Check Palindrome String Creation from Given N in Python

Suppose we have a number n. We have to check whether we can create an alphabetical lowercase string from that number and check whether the string is palindrome or not. Here we will take only characters from a to j, [a = 0, b = 1... j = 9]. So if the number is 42 the substring "ec" will be printed till 6 (4+2) characters "ececec" then check this is palindrome or not.

So, if the input is like n = 43, then the output will be True the string is "ededede" and this is palindrome.
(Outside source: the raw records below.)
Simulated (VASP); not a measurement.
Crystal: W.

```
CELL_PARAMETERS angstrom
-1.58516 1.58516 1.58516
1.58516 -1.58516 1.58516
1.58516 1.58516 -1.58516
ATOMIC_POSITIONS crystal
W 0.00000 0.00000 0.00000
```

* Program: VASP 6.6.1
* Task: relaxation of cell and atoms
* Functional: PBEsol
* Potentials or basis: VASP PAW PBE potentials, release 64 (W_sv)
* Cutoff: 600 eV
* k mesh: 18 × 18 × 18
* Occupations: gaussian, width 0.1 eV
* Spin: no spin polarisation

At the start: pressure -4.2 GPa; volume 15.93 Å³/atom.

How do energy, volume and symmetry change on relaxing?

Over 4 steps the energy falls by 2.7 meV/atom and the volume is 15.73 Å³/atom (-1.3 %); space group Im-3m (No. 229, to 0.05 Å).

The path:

To solve this, we will follow these steps −

• temp := blank string
• s := n as string
• letters := all characters from a to j
• sum := 0
• substr := blank string
• for i in range 0 to size of s - 1, do
  • d := s[i] as numeric digit
  • substr := substr concatenate letters[d]
  • sum := sum + d
• while size of temp <= sum, do
  • temp := temp concatenate substr
• temp := temp[from index 0 to sum - 1]
• return true when temp is palindrome, otherwise false

Example

Let us see the following implementation to get better understanding −

 Live Demo

def isPalindrome(s):
   return s == s[::-1]
def solve(n):
   temp = ""
   s = str(n)
   letters = "abcdefghij"
   sum = 0
   substr = ""
   for i in range(len(s)) :
      d = int(s[i])
      substr += letters[d]
      sum += d
   while len(temp) <= sum:
      temp += substr
   temp = temp[:sum]
   return isPalindrome(temp)
n = 43
print (solve(n))

Input

43

Output

True